American Air CEO sees "very, very big" 2001 loss
DALLAS (Reuters) - AMR Corp., whose American Airlines is the world's No. 1 carrier, expects a "very, very big loss" for the current quarter and full year after the plunge in air travel since September 11, Chairman and Chief Executive Don Carty said on Tuesday.
In a telephone message to employees of the Fort Worth, Texas-based company, Carty said the airline still had a long way to go to recover from the double impact of a recession and fear of flying caused by the hijack attacks on the United States.
"There are some encouraging signs starting to appear, but we have a long road back, and I hope no one is surprised when we report a very, very big loss for the fourth quarter and the full year," Carty said.
Carty did not specify the loss, which was widely expected as part of a money-losing year for most U.S. carriers who have cut capacity by about 20 percent since September 11 .
In October, AMR posted a record quarterly net loss of $414 million as air travel came almost to a halt after the September 11 attacks.
Wall Street analysts have forecast a mean loss per AMR share of $4.41 this quarter and $8.78 for the full year, as against profits of 34 cents for the year-ago quarter and $4.65 for 2000, according to estimates collected by Thompson/First Call.
Shares of AMR were up 9 cents, or 0.39 percent, at $23.91 in midday trading on the New York Stock Exchange.
Carty said bookings through the holidays and into early January looked promising, but added the airline was still losing money because it was discounting prices on those seats to encourage people to get back in the air.
"But, and this is the paradox, we're still losing millions of dollars every day because, as you know, we have pulled a lot of flying out of our schedule and we're still selling seats at incredibly low prices," he said.
"And we're doing that just to get folks back in the air again and comfortable with flying."

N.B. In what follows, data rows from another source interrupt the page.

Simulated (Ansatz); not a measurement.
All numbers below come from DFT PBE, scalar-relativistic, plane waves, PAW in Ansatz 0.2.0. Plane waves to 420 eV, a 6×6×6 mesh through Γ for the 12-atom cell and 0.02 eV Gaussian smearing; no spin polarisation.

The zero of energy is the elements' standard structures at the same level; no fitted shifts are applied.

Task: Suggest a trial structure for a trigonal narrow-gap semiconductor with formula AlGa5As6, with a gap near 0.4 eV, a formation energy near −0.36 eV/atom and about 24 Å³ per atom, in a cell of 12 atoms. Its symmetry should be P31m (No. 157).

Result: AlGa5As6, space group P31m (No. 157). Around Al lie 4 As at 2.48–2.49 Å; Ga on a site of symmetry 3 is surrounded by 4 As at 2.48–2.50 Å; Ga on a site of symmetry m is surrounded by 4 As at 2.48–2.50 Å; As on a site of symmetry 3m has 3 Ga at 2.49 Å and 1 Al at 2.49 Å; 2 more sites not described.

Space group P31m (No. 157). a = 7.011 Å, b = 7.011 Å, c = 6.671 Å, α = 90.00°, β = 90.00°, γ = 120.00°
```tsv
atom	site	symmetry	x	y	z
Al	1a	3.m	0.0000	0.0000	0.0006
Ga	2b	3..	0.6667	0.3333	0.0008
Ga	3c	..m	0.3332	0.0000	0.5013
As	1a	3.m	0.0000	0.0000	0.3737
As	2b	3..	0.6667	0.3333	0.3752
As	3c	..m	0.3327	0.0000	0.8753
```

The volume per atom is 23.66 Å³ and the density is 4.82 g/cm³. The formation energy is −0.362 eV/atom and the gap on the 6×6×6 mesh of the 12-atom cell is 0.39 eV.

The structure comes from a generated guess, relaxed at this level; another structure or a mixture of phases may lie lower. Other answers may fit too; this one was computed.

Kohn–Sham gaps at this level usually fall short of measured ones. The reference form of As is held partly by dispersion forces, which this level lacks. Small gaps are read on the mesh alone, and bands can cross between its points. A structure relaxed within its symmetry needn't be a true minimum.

In a bid to cut costs in the face of plunging revenues after September 11, AMR delayed the planned deliveries of 36 of 45 Boeing Co. aircraft from next year to some time past 2003.
The move was part of wide-ranging cuts to the company's 2001 and 2002 capital spending totalling $2.5 billion.
Two of American's jetliners were among the four hijacked for the September attacks that caused the collapse of the World Trade Center and set part of the Pentagon ablaze. One of the four planes crashed in a Pennsylvania field.